Another simple option is to join in the church's existing Zoom prayer times during Lent: midday prayer on Tuesdays and Thursdays; men's morning prayer on Thursdays; women's morning prayer on Fridays. Information and links to join are available on the Online Worship page. I can hardly overstate how meaningful Tuesday and Thursday midday prayer has been for my own spiritual sustenance over the past nearly 3 years. Consider joining us!


Another way to incorporate prayer is by using a Lenten devotional. I love A Way Other than Our Own by Walter Brueggemann and Show Me the Way by Henri Nouwen. There are many other good ones, but I return to these again and again (I'm reading Brueggemann's again this year).


Fellow priest Esau McCaulley has written a new book on Lent, which I just ordered and haven't yet read, but if it's anything like, well, everything else Esau has ever written, then I am confident it will be excellent.


Katie adds:

"During Lent, we especially seek the Lord and strive to do his will through prayer and holy scripture. It can help to pick up a special Lenten resource or practice to support this.

  • Consider asking one of us to hear your confession before the start of Lent and practicing self-examination throughout Lent. Here’s one resource for doing that each week of Lent.

  • Maybe log on for morning or noon prayer throughout Lent.

  • Maybe pick up a book of daily prayers especially for Lent. I (Katie) will be reading this one."

If you have a resource to recommend, please drop it in the comments below!


Fasting


Fasting is simply the act of abstaining from something. The point of fasting is not self-improvement, healthy eating habits, or weight loss, but giving God access to more of ourselves, our bodies, and our calendars. We willingly give up one of God's good gifts for a season so that God might fill that space with himself. Common Lenten fasts include meals (e.g., lunch on Tuesdays), animal products, alcohol, desert, television, or social media.

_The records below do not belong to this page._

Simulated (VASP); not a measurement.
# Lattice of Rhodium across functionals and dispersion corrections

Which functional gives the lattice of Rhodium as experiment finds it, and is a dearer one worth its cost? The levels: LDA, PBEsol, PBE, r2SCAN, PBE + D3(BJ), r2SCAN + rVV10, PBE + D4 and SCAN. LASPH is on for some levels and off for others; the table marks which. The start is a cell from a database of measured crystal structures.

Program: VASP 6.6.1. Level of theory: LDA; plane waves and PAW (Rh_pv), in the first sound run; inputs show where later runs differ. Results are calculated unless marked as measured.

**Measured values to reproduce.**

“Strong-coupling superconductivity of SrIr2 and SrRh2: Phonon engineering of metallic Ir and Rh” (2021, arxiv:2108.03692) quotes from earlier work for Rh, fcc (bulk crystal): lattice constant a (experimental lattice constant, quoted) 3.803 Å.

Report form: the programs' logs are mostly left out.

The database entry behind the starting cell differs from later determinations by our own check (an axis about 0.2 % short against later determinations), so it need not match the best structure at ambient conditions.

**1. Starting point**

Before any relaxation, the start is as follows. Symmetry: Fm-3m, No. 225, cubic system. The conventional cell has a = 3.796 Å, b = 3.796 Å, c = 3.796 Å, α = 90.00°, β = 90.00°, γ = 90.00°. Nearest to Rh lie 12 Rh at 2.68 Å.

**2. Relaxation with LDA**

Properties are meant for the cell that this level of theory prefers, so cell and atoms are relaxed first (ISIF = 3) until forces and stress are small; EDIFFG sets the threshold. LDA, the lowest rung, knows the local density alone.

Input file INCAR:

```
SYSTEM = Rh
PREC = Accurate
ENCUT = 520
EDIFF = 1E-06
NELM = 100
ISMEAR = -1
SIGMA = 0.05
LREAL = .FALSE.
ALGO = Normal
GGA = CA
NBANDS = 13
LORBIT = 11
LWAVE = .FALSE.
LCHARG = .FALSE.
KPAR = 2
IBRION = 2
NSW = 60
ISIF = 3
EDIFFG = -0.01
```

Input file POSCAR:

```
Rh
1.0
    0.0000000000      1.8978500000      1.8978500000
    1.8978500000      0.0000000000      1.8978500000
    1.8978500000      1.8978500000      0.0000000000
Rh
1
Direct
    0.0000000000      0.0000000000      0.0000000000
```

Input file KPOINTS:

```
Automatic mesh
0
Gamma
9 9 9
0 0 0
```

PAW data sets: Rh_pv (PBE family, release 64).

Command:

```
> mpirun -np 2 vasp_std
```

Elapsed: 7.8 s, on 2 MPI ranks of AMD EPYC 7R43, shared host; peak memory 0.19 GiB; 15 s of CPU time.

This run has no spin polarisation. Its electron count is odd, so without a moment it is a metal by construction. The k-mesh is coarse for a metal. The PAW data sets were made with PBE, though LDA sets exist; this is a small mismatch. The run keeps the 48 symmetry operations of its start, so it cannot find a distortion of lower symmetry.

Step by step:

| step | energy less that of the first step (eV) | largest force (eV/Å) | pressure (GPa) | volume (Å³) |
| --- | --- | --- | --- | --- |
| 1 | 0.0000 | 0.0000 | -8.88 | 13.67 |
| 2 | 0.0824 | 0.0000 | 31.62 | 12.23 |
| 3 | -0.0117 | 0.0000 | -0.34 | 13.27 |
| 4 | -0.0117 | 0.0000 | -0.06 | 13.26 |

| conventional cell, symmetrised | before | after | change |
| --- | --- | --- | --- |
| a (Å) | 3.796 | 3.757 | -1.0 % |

I strongly encourage you to choose simple, doable fasts over feats of self-mastery. There is no prize for the most difficult fast, and it becomes very easy for the focus to become one's own sense of achievement or failure rather than God himself. (Please note, fasting from food is not recommended for those with a history of disordered eating; consider instead fasting from a non-food item, or taking up a new spiritual practice.)


Katie adds:

"We turn our gaze toward ourselves and practice self-discipline and self-control through fasting. Check out this brief article on why Christians fast on Ash Wednesday, Good Friday, and on the weekdays of Lent (and on Fridays excluding the 12 days after Christmas and the 50 days after Easter).

If you’ve never fasted before either from certain foods or from an entire meal, here are some resources for getting you started.


Cookbooks:

Fasting as a Family by Melissa Naasko

More-with-Less Cookbook by Doris Longacre"


Acts of Charity/Almsgiving


Lent is also a traditional time of giving and serving generously. This the kind of fasting described in Isaiah 58:6, which we will read on Ash Wednesday: “Is not this the fast that I choose: to loose the bonds of wickedness, to undo the straps of the yoke, to let the oppressed go free, and to break every yoke?” Look around at the world in all its need. Where is your compassion stirred? Ask God how you might give more generously of yourself toward that area of compassion.


You may want to contribute to ARDF's earthquake relief fund, as Incarnation has done. I spoke to our friends in West Asia yesterday, and the devastation is simply overwhelming. Rescue and rebuilding will take a very, very long time.


In the coming weeks, we will also announce a recipient of our Lent offering. Every year, we collect an offering throughout Lent and Holy Week; 100% of this offering goes to an organization ministering outside our walls. This is an opportunity to give generously and sacrificially toward what God is doing in our world, and to loosen our grip on our finances.


Almsgiving also involves participating in acts of justice and mercy. Perhaps you'd like to take up a simple practice of creation care, such as composting or reducing single-use plastics.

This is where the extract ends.